Outrage spreads over video showing police ripping child from mother’s arms at Brooklyn food stamp office

Outrage continued to build on Monday in response to video of vicious police abuse of a young mother at a Brooklyn food stamp office last Friday. The woman, who had been sitting on the floor with her 1-year old son because of overcrowding in the Supplemental Nutrition Assistance Program (SNAP) office, was surrounded by three police officers and a female police sergeant. The video shows one of the cops literally yanking the child in an attempt to separate him from his mother.

Jazmine Headley, 23 years old, had apparently gotten into a dispute with a security guard, who then called on the police. She is shown on the floor of the office, repeatedly shouting, “They’re hurting my son!”

The officer who yanked on the infant then turned around and waved a stun gun at the outraged crowd of witnesses of this brutality. Several people were filming the event on their cellphones. One witness, Nyashia Ferguson, uploaded a video which has, according to the New York Daily News, been viewed almost 150,000 times.

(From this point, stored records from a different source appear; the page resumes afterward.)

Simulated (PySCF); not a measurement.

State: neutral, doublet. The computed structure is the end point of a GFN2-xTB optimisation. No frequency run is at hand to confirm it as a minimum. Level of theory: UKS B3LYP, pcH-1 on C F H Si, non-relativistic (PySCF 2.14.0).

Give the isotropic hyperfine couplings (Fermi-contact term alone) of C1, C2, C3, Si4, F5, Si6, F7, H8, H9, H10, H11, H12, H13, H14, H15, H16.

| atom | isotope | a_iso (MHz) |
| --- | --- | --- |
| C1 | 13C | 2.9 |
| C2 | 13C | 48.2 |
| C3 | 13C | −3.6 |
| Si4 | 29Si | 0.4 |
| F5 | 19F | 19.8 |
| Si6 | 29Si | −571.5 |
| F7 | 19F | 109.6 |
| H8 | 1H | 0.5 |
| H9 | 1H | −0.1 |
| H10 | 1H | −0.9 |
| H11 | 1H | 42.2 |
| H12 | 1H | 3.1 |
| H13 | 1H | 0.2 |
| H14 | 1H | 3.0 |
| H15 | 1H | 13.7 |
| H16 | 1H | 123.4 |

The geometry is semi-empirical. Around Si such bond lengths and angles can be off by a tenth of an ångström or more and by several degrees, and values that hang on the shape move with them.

Headley is now being held at the notorious Rikers Island prison, facing charges of resisting arrest, child endangerment, obstructing governmental administration and trespassing. The latter charge apparently stems from the mother’s effort to register for food stamp benefits and resisting the demands of the security guards and the police that she leave the premises. Child endangerment is apparently a reference to her refusal to give up her child as the cops sought to tear him away from her. The young mother is being held without bail, while her child is in the custody of a relative.

“They’re always rude,” Ferguson told the New York Times, speaking about the office guards. “They think that people that are poor don’t have nothing, so you can treat them any kind of way.”

The police “didn’t help at all,” the eyewitness added. “They made it way worse.”

Ferguson said the wait for service in the food stamp center was extremely long, and that Headley had been waiting for about two hours, sitting on the floor for that entire time. This took place in the part of the office that helps arrange child care, according to Ferguson.

“A female security guard eventually approached Ms. Headley, and several more guards followed as a verbal dispute escalated,” according to the Times. “Ms. Ferguson said they taunted Ms. Headley and laughed in her face before leaving.”

After ten minutes, the guards returned with the police, who demanded that Headley come with them. The incident quickly escalated. According to Ferguson, “The baby was screaming for his life. The lady was begging for them to get off of her. I was scared.”

The incident, reminiscent of the infamous chokehold murder of Eric Garner by a police officer on Staten Island in 2014, provoked outrage from thousands who saw it online.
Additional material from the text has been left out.